Batch Normalization vs Feature Input Normalization

I’m a little confused on the wording in the Week 3 Video Normalizing Activations in a Network.

Andrew says

So the intuition I hope you’ll take away from this is that we saw how normalizing the input features x can help learning in a neural network. And what batch norm does is it applies that normalization process not just to the input layer, but to the values even deep in some hidden layer in the neural network.

Is the takeaway here that instead of normalizing the input features before feeding to the NN we can use Batch Normalization layer to normalize not only the input features but also the hidden layer values?

Or is feature input normalization still required when using Batch Normalization?

1 Like

Hello @maortiz,

  1. Normalizing our inputs will help ensure that our network can effectively learn the parameters in the first layer.
  2. Normalizing the activations from our first layer will help ensure that our network can effectively learn the parameters in the second layer.
  3. and so forth…

In practice, people will typically normalize the value of z[l] rather than a[l]. Although sometimes, it is debated whether we should normalize before or after the activation.

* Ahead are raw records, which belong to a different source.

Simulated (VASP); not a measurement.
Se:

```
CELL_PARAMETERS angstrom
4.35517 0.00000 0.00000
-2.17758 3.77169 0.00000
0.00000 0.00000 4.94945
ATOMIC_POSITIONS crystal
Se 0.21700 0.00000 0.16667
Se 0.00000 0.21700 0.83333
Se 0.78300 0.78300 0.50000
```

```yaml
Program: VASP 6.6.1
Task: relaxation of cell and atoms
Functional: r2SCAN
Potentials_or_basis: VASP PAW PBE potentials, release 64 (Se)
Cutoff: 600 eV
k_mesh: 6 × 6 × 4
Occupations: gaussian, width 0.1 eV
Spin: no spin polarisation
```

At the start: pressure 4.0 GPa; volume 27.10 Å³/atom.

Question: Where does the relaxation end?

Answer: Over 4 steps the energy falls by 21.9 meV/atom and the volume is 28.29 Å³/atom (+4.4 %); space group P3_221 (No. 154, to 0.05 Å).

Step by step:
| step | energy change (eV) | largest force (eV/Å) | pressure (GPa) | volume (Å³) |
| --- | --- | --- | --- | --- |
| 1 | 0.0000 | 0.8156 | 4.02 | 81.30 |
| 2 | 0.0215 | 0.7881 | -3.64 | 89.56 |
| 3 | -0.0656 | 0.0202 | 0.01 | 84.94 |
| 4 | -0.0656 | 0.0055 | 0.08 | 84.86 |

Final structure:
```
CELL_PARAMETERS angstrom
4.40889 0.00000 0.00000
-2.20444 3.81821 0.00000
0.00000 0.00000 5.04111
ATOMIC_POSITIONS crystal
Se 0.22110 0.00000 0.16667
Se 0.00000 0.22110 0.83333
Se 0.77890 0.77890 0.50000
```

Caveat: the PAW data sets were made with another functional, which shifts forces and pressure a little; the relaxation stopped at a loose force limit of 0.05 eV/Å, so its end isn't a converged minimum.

Instead of using batch norm on inputs (which will only look at a specific mini batch), you can use the whole batch and make sure you have zero mean and unit variance as a preprocessing step. In the case of images, you can use a different normalization strategy and scale by 1/255 instead so that the pixel value is bound by 0 and 1.

Summary of Normalizing your data (specifically, input and batch normalization)..

1 Like

Thank you for the clarification and the additional reading.

1 Like

You are welcome. Good luck with the rest of the course :slight_smile: